Two and a half years after the Emancipation Proclamation, slavery had finally come to an end in Texas. That day — June 19, 1865 — would come to be celebrated by black Americans all over the country, who remember Juneteenth as the anniversary of their historic triumph over the planter class. [...]
A pro-slavery insurrection against Mexico established the Texas Republic in 1835, and Southern elites seized the opportunity to add a vast new slave territory to the union, pressuring the Federal government into annexing the territory in 1845.
Once Texas became a state, its enslaved population skyrocketed as planters relocated to the region. Just five years after its annexation, the enslaved population had jumped from 11,000 in 1840 to more than 58,000 in 1850. [...]

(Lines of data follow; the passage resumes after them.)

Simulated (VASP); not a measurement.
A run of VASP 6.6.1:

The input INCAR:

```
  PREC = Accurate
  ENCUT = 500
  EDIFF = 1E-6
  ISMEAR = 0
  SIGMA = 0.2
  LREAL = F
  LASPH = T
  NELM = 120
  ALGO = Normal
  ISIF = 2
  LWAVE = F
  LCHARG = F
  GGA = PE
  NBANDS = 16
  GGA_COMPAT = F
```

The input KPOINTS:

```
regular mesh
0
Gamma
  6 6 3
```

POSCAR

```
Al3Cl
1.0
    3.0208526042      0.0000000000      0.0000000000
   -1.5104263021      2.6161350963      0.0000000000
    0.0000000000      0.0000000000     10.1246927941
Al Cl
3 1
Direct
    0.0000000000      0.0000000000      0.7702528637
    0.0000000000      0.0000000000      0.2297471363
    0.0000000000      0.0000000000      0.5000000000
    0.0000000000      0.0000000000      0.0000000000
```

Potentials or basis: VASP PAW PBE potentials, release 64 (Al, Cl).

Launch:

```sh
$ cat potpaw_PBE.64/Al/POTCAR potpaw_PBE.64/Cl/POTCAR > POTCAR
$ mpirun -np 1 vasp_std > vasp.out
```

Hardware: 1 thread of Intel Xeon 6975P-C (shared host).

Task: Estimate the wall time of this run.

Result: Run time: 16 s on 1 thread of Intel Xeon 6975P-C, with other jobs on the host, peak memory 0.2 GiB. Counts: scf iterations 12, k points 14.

The mass exodus of freed slaves from Texas and other Southern states would only gain momentum over the next few decades, eventually culminating in the Great Migration of the twentieth century, during which as many as 6 million black Americans relocated to the North and West. [...]
In Texas, the years following General Granger’s announcement were characterized by a violent counterrevolution — between 1865 and 1868, more than four hundred freedmen were murdered by white settlers, and a delegate to the all-white constitutional convention in 1866 characterized “the permanent preservation of the white race” as “the paramount object of the people of Texas.”